Since the mid-1980s, the sub has introduced thousands of passengers to the marine life that lives a hundred feet underwater off George Town. However, most people made the trip during daytime. For something new, ride the Atlantis after dark.

After logging four daytime Atlantis dives, I'm curious to see how the experience varies at night. The differences begin as soon as I climb into the tube.

Instead of sunlight blasting through the numerous portholes, subdued fluorescent lights illuminate the interior, making the Atlantis feel more like a submarine than a floating mini-auditorium.

The show's already underway. Baby tarpon of only 15-20 pounds--looking like hundred-pound behemoths thanks to the porthole distortion--flit back and forth in the bright underwater lights like insects as they search for small fish blinded by the glare.

It's hard to tell the exact number but I estimate between 15-20 of the dashing, silver-scaled fish are schooling around the sub. They end up accompanying us, their mobile feeding station, throughout the voyage.

Reaching bottom, we spot a seemingly dinner-plate sized Caribbean king crab scuttling through the corals. The waving antennas of several lobsters also give themselves away. Spotting movement like this is the key to spotting animals at night.

Suddenly our narrator becomes unusually excited as we encounter one, then two, nurse sharks cruising the reef. When we spot a third shark, he babbles like we've all just hit the lottery.

To him, we have. Encountering sharks at night is extremely rare, he assures us. In fact, he says these are the first he's ever seen.
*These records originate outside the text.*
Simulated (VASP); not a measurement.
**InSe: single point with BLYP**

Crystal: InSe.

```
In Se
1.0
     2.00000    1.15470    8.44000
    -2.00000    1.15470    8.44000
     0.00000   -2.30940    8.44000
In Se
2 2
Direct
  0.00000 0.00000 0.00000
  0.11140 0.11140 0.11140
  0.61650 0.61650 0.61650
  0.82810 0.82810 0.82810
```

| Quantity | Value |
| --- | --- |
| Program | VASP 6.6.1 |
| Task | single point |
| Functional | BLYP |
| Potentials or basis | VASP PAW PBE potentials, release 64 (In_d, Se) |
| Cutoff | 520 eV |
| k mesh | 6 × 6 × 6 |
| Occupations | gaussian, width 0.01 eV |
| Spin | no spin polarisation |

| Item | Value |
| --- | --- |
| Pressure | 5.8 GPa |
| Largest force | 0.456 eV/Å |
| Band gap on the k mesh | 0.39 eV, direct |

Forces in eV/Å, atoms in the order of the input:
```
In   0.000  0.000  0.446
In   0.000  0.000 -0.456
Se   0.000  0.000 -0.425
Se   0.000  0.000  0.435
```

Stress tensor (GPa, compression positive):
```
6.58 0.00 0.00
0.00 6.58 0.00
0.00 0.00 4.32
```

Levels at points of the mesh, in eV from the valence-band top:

Ironically, although the sub's lights perfectly display the varied colors of the corals and sponges, the reef is secondary, only a backdrop, as we increase our creature count.

We spot 5 more lobster, another Caribbean king crab and even an octopus on the edge of the Cayman wall.

The evening's highlight comes at the end, when both interior and exterior lights are turned off and our portholes reveal something unexpected: a huge swarm of underwater fireflies.

It's the bioluminescence which has been there all along but overwhelmed by our lights. I would happily watch this light show for hours but we're given only a few minutes. The next group of passengers awaits.